Fun fact: in the modern era where ~nobody uses CLI email clients any more, a tool called b4 (https://b4.docs.kernel.org/) is used to facilitate the parts of the git workflow that interact with the mailing list. The subcommand that pulls patches out of the list (`b4 mbox`) actually relies on the public web archive of the mailing list, rather than relying on you to have an email account with a subscription to the mailing list yourself (let alone a locally-synced mail database for such an account.)
That makes sense. The first one sounds like basically any PR workflow on GitHub/GitLab whatever. Though I don't really care if people squash/reorder their commits. The only time it's annoying is if someone else branched off your branch and the commit gets rebased out from under them. Though I think rebase --onto helps resolve that problem.
The second one makes sense, but I can't imagine actually working that way on any of the projects I've been in. The amount of work it would take just doesn't make sense. Can totally understand why it would be useful on something like the Linux Kernel though.
You normally have one patch per commit. The patch is the diff between that commit and its parent. (I forget how git format-patch handles the case where there are two parents.)
> (I forget how git format-patch handles the case where there are two parents.)
As per [0] merge commits are dropped:
Note that format-patch will omit merge commits from the output, even if they are part of the requested range. A simple "patch" does not include enough information for the receiving end to reproduce the same merge commit.
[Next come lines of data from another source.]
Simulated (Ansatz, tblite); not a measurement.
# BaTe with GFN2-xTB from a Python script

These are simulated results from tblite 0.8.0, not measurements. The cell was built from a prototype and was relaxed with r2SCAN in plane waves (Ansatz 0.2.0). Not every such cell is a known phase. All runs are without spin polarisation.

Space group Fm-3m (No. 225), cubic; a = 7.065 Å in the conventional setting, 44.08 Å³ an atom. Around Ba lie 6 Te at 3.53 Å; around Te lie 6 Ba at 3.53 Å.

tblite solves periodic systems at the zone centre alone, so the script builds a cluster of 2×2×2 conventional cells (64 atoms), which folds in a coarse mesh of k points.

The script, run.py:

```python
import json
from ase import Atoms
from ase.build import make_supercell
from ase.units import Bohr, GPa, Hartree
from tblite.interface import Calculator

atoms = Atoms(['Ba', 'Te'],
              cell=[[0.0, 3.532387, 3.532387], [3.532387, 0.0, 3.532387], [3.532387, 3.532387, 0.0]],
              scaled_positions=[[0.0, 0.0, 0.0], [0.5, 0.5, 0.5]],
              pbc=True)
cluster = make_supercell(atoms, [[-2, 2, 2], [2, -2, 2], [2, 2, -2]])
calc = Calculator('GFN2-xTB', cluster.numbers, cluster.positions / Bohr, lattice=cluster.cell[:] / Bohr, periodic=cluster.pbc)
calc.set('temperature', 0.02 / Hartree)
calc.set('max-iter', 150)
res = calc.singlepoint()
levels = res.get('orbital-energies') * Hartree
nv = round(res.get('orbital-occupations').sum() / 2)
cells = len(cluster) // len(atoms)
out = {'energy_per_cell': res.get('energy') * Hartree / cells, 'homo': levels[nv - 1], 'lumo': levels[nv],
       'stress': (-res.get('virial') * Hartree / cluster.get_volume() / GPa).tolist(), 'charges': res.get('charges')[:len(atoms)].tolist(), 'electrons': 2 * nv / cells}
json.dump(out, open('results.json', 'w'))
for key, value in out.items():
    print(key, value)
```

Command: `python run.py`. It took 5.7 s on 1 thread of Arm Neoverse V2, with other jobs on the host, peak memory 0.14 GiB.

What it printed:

I originally thought it would use --first-parent (so just diff vs the first parent, which is what I would want) but apparently no! It is possible to get this behaviour using git log as detailed in this great write-up [1].
If that's the case I'm assuming the commit itself is quite large then? Or maybe it would more accurate to say it can be large if all the changes logically go together?
I'm thinking in terms of what I often see from people I work with, where a PR is normally made up of lots of small commits.
The idea is that you divide a large change into a series of small commits that each make sense in isolation, so that Linus or Greg Kroah-Hartman or whoever is looking at your proposed change can understand it as quickly as possible—hopefully in order to accept it, rather than to reject it.
I think the point I always get stuck on is how small is "small" when we're talking about commits/patches. Like if you're adding a new feature (to anything, not necessarily the Linux Kernel), should the entire feature be a single commit or several smaller commits? I go back and forth on this all the time, and if you research you're gonna see a ton of different opinions. I've seen some people argue a commit should basically only be a couple lines of code changed, and others argue it should be the entire feature.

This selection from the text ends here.